Any manager with a bonus (a.k.a. college fees or mortgage repayments) riding on the data will tell you that it needs to be right.

3. Changing the calculations.
Unfortunately challenging the measurement system rarely improves performance. The next approach is to change the calculations instead.  Many targets are ratios: customers served per man-hour or sales made per lead.  So denominators are pushed down and numerators forced up. This approach is guaranteed to improve performance (at least optically).

All it takes is a little brow beating of the measurement improvement team, who will in turn – when performance appears to improve – be applauded for their accuracy.

4. Blaming and shaming.
Sometimes the man in charge of measures is unwilling to be brow beaten.  If he refuses to yield he will be blamed for poor performance (how can you improve performance if you can’t rely on the numbers?) If the man from M.I. is big enough to shrug it off then somebody else is found to blame.  Blame a supplier, blame a customer, blame the person in recruitment, or the purchasing team.

Blame doesn’t improve performance, but it does create an excuse.  It is well-known that poor performance plus excuses equals good performance.

5. Emphasizing the positive.
Managers utilize bullet points to emphasize the positive.  With all the noise in the system there is always something on the up.
•    This week saw a 5 percent rise in sales.
•    Last week customer satisfaction reached an all-time high.
•    Retention rates (month-to-date) exceed last year’s performance (year-on-year) by a full three basis points (allowing for inflation).
If managers can’t find something that looks good they can always create more metrics until they identify something positive.

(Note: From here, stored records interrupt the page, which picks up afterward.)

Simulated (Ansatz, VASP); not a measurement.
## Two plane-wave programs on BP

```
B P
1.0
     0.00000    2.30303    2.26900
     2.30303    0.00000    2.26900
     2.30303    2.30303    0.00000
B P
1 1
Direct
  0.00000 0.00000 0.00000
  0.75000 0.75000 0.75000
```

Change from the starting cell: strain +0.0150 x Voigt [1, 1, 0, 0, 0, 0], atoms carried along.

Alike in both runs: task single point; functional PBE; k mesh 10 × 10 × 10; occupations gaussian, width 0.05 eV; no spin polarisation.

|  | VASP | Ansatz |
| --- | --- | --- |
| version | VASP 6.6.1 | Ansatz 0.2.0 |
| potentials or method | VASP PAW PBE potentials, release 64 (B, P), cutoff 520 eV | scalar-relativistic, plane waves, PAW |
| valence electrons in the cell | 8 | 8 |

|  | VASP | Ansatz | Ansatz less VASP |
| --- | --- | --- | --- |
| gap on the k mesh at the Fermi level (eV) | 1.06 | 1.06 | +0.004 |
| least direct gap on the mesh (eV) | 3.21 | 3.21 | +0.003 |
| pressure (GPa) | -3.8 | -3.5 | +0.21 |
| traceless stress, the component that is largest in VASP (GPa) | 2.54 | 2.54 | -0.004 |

6. Minimizing the negative.
Nothing is ever reported voluntarily that looks below target or “Red.”  Anybody foolish enough to declare a “Red” level of performance will receive a real grilling about the situation.  This approach ensures that the “Reds” disappear…  Well, they certainly won’t be talked about or shown.

If there is no “Red” to be seen, then performance must have improved.

Does culture drive behavior and performance?
Of course it does. Though perversely “performance management” doesn’t create a culture of high performance. It creates one of low performance and fear.

Maybe Mr. Drucker was right, but his quote needs some context from his peers:

Culture Eats strategy for breakfast ~ Peter Drucker
Drive out fear ~ W. Edwards Deming

The way to create a high performance culture is to seek out poor performance, embrace it and fix it, not punish it.

What are your “dos” and “don’ts” of creating a performance culture?

September Roundup: What's the Best Approach to Strategy?

Do you have a preferred way to approach challenges and opportunities? If so, you have a strategy.  In September, ASQ’s bloggers wrote about their approach to strategy after ASQ CEO Bill Troy shared his.

Approaches and methodologies: Tim McMahon approaches strategy with Hoshin Kanri, the process to select annual objectives that will give the organization the greatest possible advantage.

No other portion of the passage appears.